06 Mar 2018 04:10 GMT
Total says Iran project progressing per plan

Houston, 6 March (Argus) — Total says its South Pars natural gas project in Iran is progressing on schedule as part of the company's broader plan to focus on five core areas of operation.

The comments from chief executive Patrick Pouyanne on the $4.8bn project to develop phase 11 of the South Pars project follows US President Donald Trump's threats to re-impose sanctions on Iran's crude exports in May, unless European powers persuade Tehran to meet Washington's demands on revisiting the Joint Comprehensive Plan of Action (JCPOA).

"Even if we lose $1bn in Iran, it is not going to sink the company," Pouyanne said this week at the CERAWeek conference in Houston.

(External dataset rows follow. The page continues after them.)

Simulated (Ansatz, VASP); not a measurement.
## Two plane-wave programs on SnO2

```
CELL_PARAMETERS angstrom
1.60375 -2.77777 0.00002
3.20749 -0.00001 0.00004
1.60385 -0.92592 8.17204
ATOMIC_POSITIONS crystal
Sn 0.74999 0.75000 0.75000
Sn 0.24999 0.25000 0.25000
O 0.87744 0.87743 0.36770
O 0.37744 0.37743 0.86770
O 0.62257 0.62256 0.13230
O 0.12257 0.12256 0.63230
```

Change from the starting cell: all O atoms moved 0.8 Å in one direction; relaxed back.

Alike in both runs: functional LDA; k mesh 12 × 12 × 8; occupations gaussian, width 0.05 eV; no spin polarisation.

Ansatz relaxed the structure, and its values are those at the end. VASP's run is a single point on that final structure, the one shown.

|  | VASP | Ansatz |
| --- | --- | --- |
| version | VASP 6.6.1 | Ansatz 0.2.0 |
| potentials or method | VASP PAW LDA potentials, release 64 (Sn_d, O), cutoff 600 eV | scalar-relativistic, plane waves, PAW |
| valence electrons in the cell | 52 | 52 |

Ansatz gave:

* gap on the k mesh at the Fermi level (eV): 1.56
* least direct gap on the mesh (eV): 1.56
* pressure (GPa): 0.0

Total's five core areas of operations to drive growth include the Middle East, Africa, the North Sea, deepwater projects and liquefied natural gas (LNG). He remains unfazed by the European major's lack of presence in the booming US shale basin, the Permian, spread across Texas and New Mexico, an area which is expected to drive output growth for peers including ExxonMobil and Chevron.

"I don't think it is the best allocation of capital," Pouyanne said, referring to the Permian. "Never say never but it is not a priority. I prefer to play into my strengths."

Giving an example of playing into the company's strengths, Pouyanne spoke of his recent acquisition a 16.33pc non-operated stake in the Waha concessions in Libya for $450mn by taking over US independent Marathon Oil's subsidiary in the country.

The deal is "taking advantage" of the current situation in the country, giving Total's access to reserves and resources in excess of 500mn bl of oil equivalent (boe), which at that price translated to less than $1/boe, he said.

The decision to acquire Danish firm Moller-Maersk's upstream subsidiary Maersk Oil, was also part of the same strategy, he said. The deal is expected to close on 8 March, he said.

While it does not have a presence in the Permian, Total assumed sole control of its Barnett shale gas joint venture in north Texas by acquiring partner Chesapeake Energy's 75pc stake, following the US independent's decision to exit. The field will play a key role in the company's plan to grow its global gas business.

As the gas business grows, particularly following its acquisition of a significant portion of the global LNG market with the purchase of French firm Engie's LNG business, Pouyanne said Total may change from being an oil and gas company to a gas and oil company.